Chum, 2026.

Directed by Jonathan Zuck.
Starring Alice Eve, Eric Michael Cole, Elle Haymond, Sarah Siadat, Johnny Gaffney, Lisa Yaro, and Jim Klock.

SYNOPSIS:
A newlywed couple joins friends on a Mediterranean yacht excursion, only to find themselves caught between a predatory shark and a psychopathic killer in their midst-transforming a sun-drenched escape into a fight forsurvival.

A climate change PSA wrapped up in a shark attack flick, co-writer/director Jonathan Zuck’s Chum is the type of clumsy attempt at both that makes one hope the film was going for intentionally bad rather than just plain bad.
Roped into a yacht ride while celebrating tying the knot at her destination wedding in the Mediterranean, Alice Eve’s Tina, who can’t swim and didn’t want to go on this cruise in the first place, is already having marriage troubles with her husband, Tom (Eric Michael Cole), to the point that it has already been annulled behind the backs of everyone joining them. It’s not that he’s a bad person. If anything, it’s the opposite; he once carried her half a mile through a hiking trail to safety after she injured herself, is the rare type of guy simply too good to be true, but it’s not an act, as her father and other guests at the wedding reception point out, and he is also a noble and staunch environmental activist. However, Tina also has professional ambitions of her own and has come into a huge opportunity, one that would directly conflict with something Tom is trying to accomplish regarding climate change awareness and protecting what’s left of the environment. If she chooses to go through with that assignment, it will only compound the friction that has arisen from the situation.
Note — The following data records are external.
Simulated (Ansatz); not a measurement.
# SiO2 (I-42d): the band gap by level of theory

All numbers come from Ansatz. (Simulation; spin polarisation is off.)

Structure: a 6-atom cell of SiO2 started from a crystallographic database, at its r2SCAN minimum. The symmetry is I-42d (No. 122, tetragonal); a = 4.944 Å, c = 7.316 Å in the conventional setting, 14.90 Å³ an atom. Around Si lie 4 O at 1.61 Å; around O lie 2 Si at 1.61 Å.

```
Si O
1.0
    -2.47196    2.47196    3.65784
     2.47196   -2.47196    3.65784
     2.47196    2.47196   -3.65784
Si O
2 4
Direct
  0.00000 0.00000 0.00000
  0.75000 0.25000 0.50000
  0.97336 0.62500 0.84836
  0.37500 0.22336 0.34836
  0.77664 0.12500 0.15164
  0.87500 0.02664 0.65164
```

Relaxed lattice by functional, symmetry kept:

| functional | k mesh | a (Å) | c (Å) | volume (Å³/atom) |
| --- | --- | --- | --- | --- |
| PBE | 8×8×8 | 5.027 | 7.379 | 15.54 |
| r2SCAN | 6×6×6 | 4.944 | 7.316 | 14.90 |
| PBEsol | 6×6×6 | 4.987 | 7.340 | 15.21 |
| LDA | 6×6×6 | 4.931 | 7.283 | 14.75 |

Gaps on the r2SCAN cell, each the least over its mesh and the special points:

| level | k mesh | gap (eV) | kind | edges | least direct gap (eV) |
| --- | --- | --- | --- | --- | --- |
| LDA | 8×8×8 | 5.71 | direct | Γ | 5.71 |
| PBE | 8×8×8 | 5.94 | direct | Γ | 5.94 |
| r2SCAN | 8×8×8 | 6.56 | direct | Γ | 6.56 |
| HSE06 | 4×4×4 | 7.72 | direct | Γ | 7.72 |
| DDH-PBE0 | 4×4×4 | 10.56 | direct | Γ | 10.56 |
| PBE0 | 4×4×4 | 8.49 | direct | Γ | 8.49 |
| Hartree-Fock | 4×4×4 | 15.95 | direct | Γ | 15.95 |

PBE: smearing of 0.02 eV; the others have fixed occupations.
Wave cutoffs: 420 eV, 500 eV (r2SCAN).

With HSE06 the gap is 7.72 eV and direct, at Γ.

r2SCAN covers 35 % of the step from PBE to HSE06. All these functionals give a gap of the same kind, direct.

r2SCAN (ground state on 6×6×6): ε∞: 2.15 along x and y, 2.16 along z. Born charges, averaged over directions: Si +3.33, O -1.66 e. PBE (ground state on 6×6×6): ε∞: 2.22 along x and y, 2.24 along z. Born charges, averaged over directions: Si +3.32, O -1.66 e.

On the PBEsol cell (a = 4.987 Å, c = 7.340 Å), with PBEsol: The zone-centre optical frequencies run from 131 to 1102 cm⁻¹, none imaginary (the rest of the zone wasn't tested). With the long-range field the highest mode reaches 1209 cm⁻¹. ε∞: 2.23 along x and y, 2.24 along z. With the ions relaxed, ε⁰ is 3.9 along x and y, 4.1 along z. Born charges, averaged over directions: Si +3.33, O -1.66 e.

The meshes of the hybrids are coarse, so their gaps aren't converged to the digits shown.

On paper, that might sound like intriguing drama, but most here are giving unconvincing performances, to put it nicely, eliciting laughter whenever they speak (Alice Eve is the only one who could qualify as serviceable). This only further stands out whenever the other characters, ranging from Tina’s checked-out, mopey sister (Elle Haymond) to friends speak, which mostly fall under the annoying umbrella. There isn’t a believable human being here, which, in theory, would lend some credence to the idea that the filmmakers (the screenplay is co-written by Joe Leone) are going for mindless and stupid. Except that isn’t true since we know they are passionate about the environmentalist angle and also want viewers to care for the central relationship.
None of that is possible once characters, including the ship’s captain, start falling overboard in ways that make words like “contrived” seem inadequate to do justice to describing this ridiculousness. Falling in line with pushing that climate change awareness, there is also a shark here, even though the captain had assured the party that they don’t swim this far north. Aside from some decent-looking blood-soaked waters after some mealtimes, nothing here is done well regarding the violence or the suspense. This is also a film that spends way too much time trying to show the shark, which always looks goofy and doesn’t help matters.

Somehow, none of that is the film’s worst idea. That belongs to the framing device of Roy (Jim Klock), who lost his wife to the same shark five years ago while celebrating their marriage, and is still out here, now trying to help these characters survive. Since the synopsis is already spoiling it, Roy has also turned into a psychopathic killer who is secretly planning to use these people as bait since he has had no luck trying to draw the shark out with dead meat, so he can kill it and get his revenge.
What ensues is a series of sequences where Tina and company are in peril and might not escape or might be able to fend him off, but the film still finds ways for characters to continue falling overboard into the water. It’s absolutely comical, and one gets the sense that these filmmakers never had any idea how to get the characters into position for whatever they wanted to do with them. There is one shark kill here where I’m not even sure what the thinking was behind the character trying to get away from it and Roy. On the plus side, there is a hilarious moment where Tina absurdly attempts to deal with the shark herself in a callback so nuts that will likely have been sitting in the back of one’s mind with some doubt that it’s too bonkers even for this film. It could have used a couple of more moments of insanity like that to bring it to life

Chum is also a deeply confused film that occasionally gives Roy voiceover inner thoughts, portraying him as a tormented, broken man without his wife, but never once acknowledging or even attempting to reckon with his murderous behavior and newfound excitement for killing. His final voiceover monologue is the icing on top of what an unmitigated mess this is, from conception to execution. At one point, one character removes a spear or arrow from another impaled character only to ask, “Are you okay?” This film is far from okay; it is inept at every turn.